There is a use-after-free bug on the subprocess_info structure allocated
by the user mode helper.  In case do_execve() returns with an error
____call_usermodehelper() stores the error code to sub_info->retval, but
sub_info can already have been freed.

Regarding UMH_NO_WAIT, the sub_info structure can be freed by
__call_usermodehelper() before the worker thread returns from
do_execve(), allowing memory corruption when do_execve() failed after
exec_mmap() is called.

Regarding UMH_WAIT_EXEC, the call to umh_complete() allows
call_usermodehelper_exec() to continue which then frees sub_info.

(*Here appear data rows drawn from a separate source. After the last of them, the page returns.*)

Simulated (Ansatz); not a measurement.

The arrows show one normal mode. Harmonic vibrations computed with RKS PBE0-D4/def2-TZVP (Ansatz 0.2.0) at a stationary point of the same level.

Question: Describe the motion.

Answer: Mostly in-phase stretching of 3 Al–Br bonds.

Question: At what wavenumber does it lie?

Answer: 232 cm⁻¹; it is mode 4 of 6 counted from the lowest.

To fix this race the code needs to make sure that the call to
call_usermodehelper_freeinfo() is always done after the last store to
sub_info->retval.

Signed-off-by: Martin Schwidefsky <schwidefsky@de.ibm.com>
Reviewed-by: Oleg Nesterov <oleg@redhat.com>
Cc: Tetsuo Handa <penguin-kernel@i-love.sakura.ne.jp>
Signed-off-by: Andrew Morton <akpm@linux-foundation.org>
Signed-off-by: Linus Torvalds <torvalds@linux-foundation.org>
---
 kernel/kmod.c | 76 +++++++++++++++++++++++++--------------------------
 1 file changed, 37 insertions(+), 39 deletions(-)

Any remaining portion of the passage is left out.